A frequent incident in mountain travel is the sight of some stout lazy peasant away up the heights, holding fast by his donkey’s tail to help himself along as the poor creature scrambles up the zigzag steeps. At the base and along the face of these rocks cacti grow abundantly, often presenting a beautiful cliff-side of cacti fifty feet high.

Another sight, not so agreeable, along many a Spanish roadside, is that of the ancient wooden crosses, erected on the sites where travellers have been murdered by banditti. These roads are often desolate and dreary beyond description, unfenced, seldom travelled, and set with the constantly recurring stones of the Moorish road-makers. Leading across brown, treeless wastes, with habitations far apart, both peasant and tourist would easily wander from these roads, were it not for those rude mile-stones, which are often the only guide-posts and land-marks. When a fence is required, a hedge of aloe is usually started.

Spanish children chew sugar-cane as American children munch candy. The cane is brought from Cuba and is sold everywhere; carried about by venders in big bundles of handy lengths, to capture all stray centimos.

Not so well patronized is the street dealer in soap—“old Castile” soap—for this business is recognized to be a form of beggary, and though bargains are made and money paid, the soap is seldom carried away by the purchaser.

EVERY male Spaniard is obliged to render three years of military service; but usually this is no severe hardship, and loving his ease, he leaves home cheerily enough. The government is rather embarrassed than served, in the matter of stationing this soldiery, especially since the close of the Carlist War. The conscripts are set to guard the palaces, the parks, the national buildings; they are sent to Cuba and elsewhere, whenever it is possible, in fact all opportunities and pretexts are seized to set up a soldier on duty, or rather a pair of them, as two are usually to be seen together. Leave of absence is easily obtained, and but few days of actual presence and service are required during the third year. However, the military requirements by the government never relax, as “insurrections” are indigenous to the country and climate.

As the ancient Moorish doors are still frequent, so is the old form of knock and admission. The arrival raps smartly at the small door set within the great nail-studded gate. Presently an eye, a face, appears at the little wicket window to reconnoitre, to question. Should the examination reveal nothing dangerous or disagreeable, the latch-string is pulled, and entrance is permitted.

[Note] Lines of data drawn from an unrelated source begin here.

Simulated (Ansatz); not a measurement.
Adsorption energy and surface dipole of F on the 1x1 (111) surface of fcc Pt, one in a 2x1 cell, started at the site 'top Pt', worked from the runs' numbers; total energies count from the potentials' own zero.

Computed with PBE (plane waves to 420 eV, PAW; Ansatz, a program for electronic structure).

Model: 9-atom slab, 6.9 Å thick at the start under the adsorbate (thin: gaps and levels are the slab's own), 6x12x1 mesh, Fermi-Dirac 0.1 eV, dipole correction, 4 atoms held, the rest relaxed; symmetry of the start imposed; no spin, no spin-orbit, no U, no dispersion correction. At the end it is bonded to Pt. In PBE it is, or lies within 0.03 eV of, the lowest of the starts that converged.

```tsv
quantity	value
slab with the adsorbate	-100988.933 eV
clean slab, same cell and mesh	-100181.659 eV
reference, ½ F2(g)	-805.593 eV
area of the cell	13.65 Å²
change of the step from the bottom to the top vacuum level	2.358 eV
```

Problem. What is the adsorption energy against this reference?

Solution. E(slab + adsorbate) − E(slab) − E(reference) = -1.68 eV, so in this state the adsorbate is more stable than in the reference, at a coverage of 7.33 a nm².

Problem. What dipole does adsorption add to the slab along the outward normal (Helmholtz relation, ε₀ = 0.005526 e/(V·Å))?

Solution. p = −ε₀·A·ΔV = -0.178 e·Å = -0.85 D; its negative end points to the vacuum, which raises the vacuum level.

“Burro” must needs appear in all Spanish picture and story, for he is prominent in all Spanish folk-life. He is to be seen everywhere, with his rude harness tufted with gay woollens, and big brass nails, moving over the landscape in town or country—the helpless slave and abused burden-bearer, seldom petted, even by the children of the family. There are very handsome mules in Madrid and a few elsewhere; but the donkey is the national carrier. He is small, brown, brave, and always bruised. The Spaniards’ “Get up!” is a brutal blow between the eyes. He is seldom stabled, seldom decently fed. He is tethered anywhere—under the grapevine, by the door, among the rocks, but always at his master’s convenience; and his food is in matter and manner best known to himself. His harness is heavy and uncomfortable, and his hair is clipped close on his back where he needs protection most from the burning sun. This clipping is usually done at the blacksmith’s, by a professional clipper, and is a sight of interest to the lazy populace. Under the great shears Burro’s body is often decorated with half moons, eyes, monograms, garlands—whatever the fancy of his master, or the clipper, or the bystander may direct. Poor Burro! from first to last—poor Burro!